On February 9, 2011, Ryan and his father Keith donated $22 million to Simon Fraser University to establish the Beedie School of Business. The donation is the largest gift that SFU has ever received. It is being used as an endowment for students, professorships and research chairs with the goal to making the Beedie School of Business a global thought leader in innovation and entrepreneurship, Asia Pacific business studies, risk management and sustainability.
Read more about Ryan Beedie and his contribution to SFU.
Joe Segal
The late Joseph (Joe) Segal and his wife, Rosalie, are widely recognized in British Columbia, as much for their philanthropy as for their business acumen and entrepreneurial vision that have helped shape BC's business community.

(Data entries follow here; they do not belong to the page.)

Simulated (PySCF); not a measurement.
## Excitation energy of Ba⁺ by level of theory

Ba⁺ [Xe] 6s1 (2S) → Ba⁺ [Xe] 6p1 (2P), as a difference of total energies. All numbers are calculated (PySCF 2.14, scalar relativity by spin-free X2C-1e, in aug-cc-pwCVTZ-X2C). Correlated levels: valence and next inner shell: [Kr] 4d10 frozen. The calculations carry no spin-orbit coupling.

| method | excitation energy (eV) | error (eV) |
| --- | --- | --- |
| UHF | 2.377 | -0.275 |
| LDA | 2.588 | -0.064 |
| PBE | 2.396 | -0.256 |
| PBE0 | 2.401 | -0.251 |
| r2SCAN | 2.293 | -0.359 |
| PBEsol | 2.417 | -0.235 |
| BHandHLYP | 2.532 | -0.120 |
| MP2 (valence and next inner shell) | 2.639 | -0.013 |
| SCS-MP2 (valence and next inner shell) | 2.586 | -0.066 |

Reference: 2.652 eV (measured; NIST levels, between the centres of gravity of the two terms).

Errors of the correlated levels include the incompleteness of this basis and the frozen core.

Joe built a merchandising empire that included Zeller's and the Bay. As president of Kingswood Capital, he made his mark in manufacturing, real estate and venture capital funding.
Together, Joe and Rosalie made significant contributions to their religious community, SFU, Vancouver and Canada. These have been recognized with the Order of Canada, the Order of BC and the 2005 Variety Club International Humanitarian Award.
Joe, an SFU chancellor emeritus, championed the university's expansion into downtown Vancouver over the past two decades. He spearheaded the campaign to establish Harbour Centre, playing a leadership role in the creation, development and renovation of the Morris J. Wosk Centre for Dialogue. And for more than 20 years, Rosalie Segal has quietly assisted dozens of SFU students with special needs.
In 2002, Joe and his family donated the former Bank of Montreal heritage building as the home for the renamed Segal Graduate School of Business. Today, the school is home to SFU's MBA, EMBA, MSc Finance, Management of Technology MBA, PhD and Graduate Diploma in Business Administration programs.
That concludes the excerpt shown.